ROYAL OAK - There is a warning about an alleged online scammer and a crime of opportunity in a hot rental market.|
Some people show up at a house in Royal Oak hoping to move in, but the real owner says he didn't put it up for rent.
It starts with a Craigslist ad that's too good to be true. A home right in Royal Oak being put up as a steal for $900 a month leading people to jump all over it. But the person listing the house doesn't own it in the first place.
"We listed the house for sale on the 14th," said Jason Lewis. "We accepted an offer two days later and took it off."
Two days in a seller's market and a Royal Oak home was sold. Nothing to worry about - or least that's what Lewis thought.
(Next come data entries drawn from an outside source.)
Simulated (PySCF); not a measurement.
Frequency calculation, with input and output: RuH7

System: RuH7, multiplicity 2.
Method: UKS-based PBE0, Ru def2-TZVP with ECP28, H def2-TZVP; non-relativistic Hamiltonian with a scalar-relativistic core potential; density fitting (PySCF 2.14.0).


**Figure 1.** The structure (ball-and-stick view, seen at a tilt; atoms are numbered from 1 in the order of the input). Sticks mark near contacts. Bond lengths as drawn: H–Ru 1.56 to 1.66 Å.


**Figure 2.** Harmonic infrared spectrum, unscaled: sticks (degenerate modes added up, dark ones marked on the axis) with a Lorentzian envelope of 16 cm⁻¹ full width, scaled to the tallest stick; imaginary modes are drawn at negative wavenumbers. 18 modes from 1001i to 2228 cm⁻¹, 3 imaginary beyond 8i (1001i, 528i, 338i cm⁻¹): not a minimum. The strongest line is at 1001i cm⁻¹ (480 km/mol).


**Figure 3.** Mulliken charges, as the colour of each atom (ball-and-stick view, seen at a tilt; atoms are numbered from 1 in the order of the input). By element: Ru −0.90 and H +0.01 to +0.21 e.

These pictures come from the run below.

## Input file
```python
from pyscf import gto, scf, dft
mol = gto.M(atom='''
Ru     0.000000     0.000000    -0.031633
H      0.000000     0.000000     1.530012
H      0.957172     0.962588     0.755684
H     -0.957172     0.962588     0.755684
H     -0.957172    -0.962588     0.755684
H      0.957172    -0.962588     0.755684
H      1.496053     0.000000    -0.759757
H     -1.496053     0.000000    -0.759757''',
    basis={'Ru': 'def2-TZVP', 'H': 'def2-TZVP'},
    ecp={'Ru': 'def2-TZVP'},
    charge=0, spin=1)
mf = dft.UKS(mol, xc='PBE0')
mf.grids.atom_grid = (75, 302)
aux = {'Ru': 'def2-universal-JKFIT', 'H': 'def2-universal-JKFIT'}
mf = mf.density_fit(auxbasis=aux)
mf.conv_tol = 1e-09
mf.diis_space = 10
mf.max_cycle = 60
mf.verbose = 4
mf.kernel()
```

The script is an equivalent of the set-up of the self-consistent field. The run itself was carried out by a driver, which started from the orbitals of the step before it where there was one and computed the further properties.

Then came a knock at the door at 9:30 at night, a person inquiring about the house.
"He essentially said 'Hey can we rent this place?'" Lewis said. "I said 'Well it's not for rent, I don't understand what you are saying.' And they showed me the Craigslist ad."
In the ad, a man by the name of William Wolf claimed he's in Connecticut. and says he hoped to rent it "quick." He is asking $900 a month and $900 down as a deposit.
"The listing (or) the most concerning part, is basically (that it said to) come by, peek through the windows and walk on the property," Lewis said. "I literally caught someone out back walking around at night."
That was enough to get Lewis to call police.
"They said just keep your eyes out," he said. "Our neighbors have been real helpful keeping their eyes out for us."
He also called Craigslist who took down the ad, and the Federal Trade Commission, who opened an investigation. FOX 2 also tried calling Mr. Wolf, but got a message saying that the mobile user was not available with a prompt to leave a message.
Real estate agents like Tamela Ekstrom say this is a growing scam in the area.
"They will list something at a real good price, so it’s super-tempting," said Ekstrom, from Haven Real Estate and Design. "Then they will get people to give them a deposit because they need to get in on it right away."
Ekstrom says as a buyer you can take precautions.
"If someone is not going to meet you at the property, then that's a huge red flag,"
In fact if a real estate agent doesn't meet you for a showing, they can face fines of $5,000.
Lewis is hopeful no one actually paid $900 for just a peek inside his house.
"Now that it's out there, hopefully that can be spread to the local market and let people know this is going on don't be taken advantage of," he said.
Another tip passed on from the agent is that property ownership is an open record, meaning anyone in the public can look up the true owner of the property to make sure the person renting the house is actually is the person who owns it.
Lewis said incidents with people who saw the ad happened three times - but remember the posting was only online for two days showing how fast this scam works.